Washington, 18 June 1997 (RFE/RL) - Romanian Prime Minister Viktor Ciorbea goes to the White House today -- the latest in a procession of southern European leaders to visit Washington in the name of regional security.
Ciorbea is in town at the same time as president Kiro Gligorov of Macedonia, Bulgaria's new Foreign Minister Nadezhda Mikhailova, and former Austrian Chancellor Franz Vranitzky, a special envoy to Albania of the Organization for Security and Cooperation in Europe.
All, with varying approaches, seek U.S. support in maintaining peace and security in the Balkans, and are getting a warm welcome -- but not much of what they really want, at least in public statements.
Romania's Ciorbea says he wants the U.S. to change its mind and back Romania for NATO membership in the first round of expansion next month. Even he acknowledged before leaving for Washington Tuesday that this is not likely to happen.
So, the next thing Ciorbea would like to hear in talks today (Wednesday) with Vice President Al Gore is when Romania will be admitted to the alliance.
Bulgaria's Mikhailova sought similar assurances earler this week from Secretary of State Madeleine Albright and was told the U.S. is not ready to name countries or dates for a second round of NATO enlargement.
Meanwhile, Washington officials stress U.S. support and understanding, a commitment to keep the door to NATO open and pledges to deepen bilateral relations.
President Bill Clinton has invited Romanian president Emil Constantinescu to visit Washington and American analysts say more high-level meetings between the U.S. and non-NATO countries could be expected this year.

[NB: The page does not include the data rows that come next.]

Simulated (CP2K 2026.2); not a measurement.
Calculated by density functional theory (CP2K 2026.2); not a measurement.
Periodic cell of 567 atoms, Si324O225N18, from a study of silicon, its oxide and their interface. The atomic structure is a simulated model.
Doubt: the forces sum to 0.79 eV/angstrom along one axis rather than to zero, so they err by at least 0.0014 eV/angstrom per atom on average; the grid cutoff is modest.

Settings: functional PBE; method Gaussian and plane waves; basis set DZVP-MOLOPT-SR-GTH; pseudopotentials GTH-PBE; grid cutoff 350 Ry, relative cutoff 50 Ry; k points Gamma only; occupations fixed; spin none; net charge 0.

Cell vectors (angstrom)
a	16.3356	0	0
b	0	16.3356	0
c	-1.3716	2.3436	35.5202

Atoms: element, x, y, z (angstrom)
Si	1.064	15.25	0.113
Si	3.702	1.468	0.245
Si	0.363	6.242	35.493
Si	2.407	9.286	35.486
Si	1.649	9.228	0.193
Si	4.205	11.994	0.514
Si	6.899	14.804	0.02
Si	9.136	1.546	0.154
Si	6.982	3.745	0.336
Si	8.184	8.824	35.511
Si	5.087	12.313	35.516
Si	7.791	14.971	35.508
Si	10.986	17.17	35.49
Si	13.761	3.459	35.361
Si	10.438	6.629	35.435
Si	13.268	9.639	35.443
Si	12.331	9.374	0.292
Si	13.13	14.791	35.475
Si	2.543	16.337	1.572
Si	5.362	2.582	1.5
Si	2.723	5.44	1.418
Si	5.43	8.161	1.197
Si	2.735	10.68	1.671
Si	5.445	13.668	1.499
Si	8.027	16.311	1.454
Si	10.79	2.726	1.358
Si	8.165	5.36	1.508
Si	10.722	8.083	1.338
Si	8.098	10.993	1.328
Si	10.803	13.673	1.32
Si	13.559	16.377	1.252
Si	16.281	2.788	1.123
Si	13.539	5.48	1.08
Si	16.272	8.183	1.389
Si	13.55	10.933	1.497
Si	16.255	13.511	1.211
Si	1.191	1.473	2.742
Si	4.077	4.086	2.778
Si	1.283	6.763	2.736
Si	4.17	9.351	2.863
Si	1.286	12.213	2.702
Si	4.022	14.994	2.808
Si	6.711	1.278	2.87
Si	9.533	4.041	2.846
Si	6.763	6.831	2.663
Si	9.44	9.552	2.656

Washington officials say stability in the Balkans is of great concern to the U.S. for a variety of reasons, economic, as well as political.
All four countries under discussion in Washington this week have borders with Serbia and are close to dangerous religious and ethnic faultlines in Europe.
U.S. involvement is motivated not only by the overarching goal of peace and democracy in the region but also by the interests of European allies.
According to Washington analysts, U.S. concern about Romania arises partly from pressure by the French and other NATO allies, as well as the country's own strategic and geo-political significance.
In Bulgaria, the new progressive government is committed to painful reforms that may exacerbate domestic ethnic rivalries with its sizeable Turkish minority. That could upset neighboring Turkey, another important U.S. ally.
Further down the road, analysts say Bulgaria could be involved in the transport of Caspian Sea oil, now under development by international investors, including several American companies.
Foreign Minister Mikhailova says Bulgaria is also willing to do more to combat illegal drug trafficking and international terrorism, both important goals for the United States.
The poorer countries of Albania and Macedonia have less to offer in that regard but State Department officials say the U.S. focus is primarily on regional stability.
Macedonian president Gligorov spent more than half an hour at the White House Tuesday discussing regional problems with president Bill Clinton.
Gligorov told reporters afterwards that he wants international peacekeepers to remain in his country and in the region after dates set for their withdrawal.
He said the presence of peacekeepers in Bosnia ended the senseless war there, ended the killing and that their continued presence "would be very positive."
The U.S. has remained adamant that it will pull back its own troops from NATO forces in Bosnia by a June 1988 deadline. But it has not said no to extending the participation of some 500 U.S. troops in a United Nations peacekeeping force patrolling in Macedonia, which is due to end its mission in November.
White House spokesman Michael McCurry emphasized a different aspect of the conversation, saying Clinton praised Gligorov "for his statesmanship in resolving differences with neighbors and in promoting ethnic tolerance at home. "
He was referring to a long-standing dispute between Greece and the Skopje government over the former Yugoslav republic's name "Macedonia," which is the same as the name of a neighboring province across the border in Greece.
A U.S. official said the two sides are now showing a willingness to discuss the issue. And Gligorov indicated as much, telling reporters that Macedonia has "a very positive assessment" of the policy of the Greek government.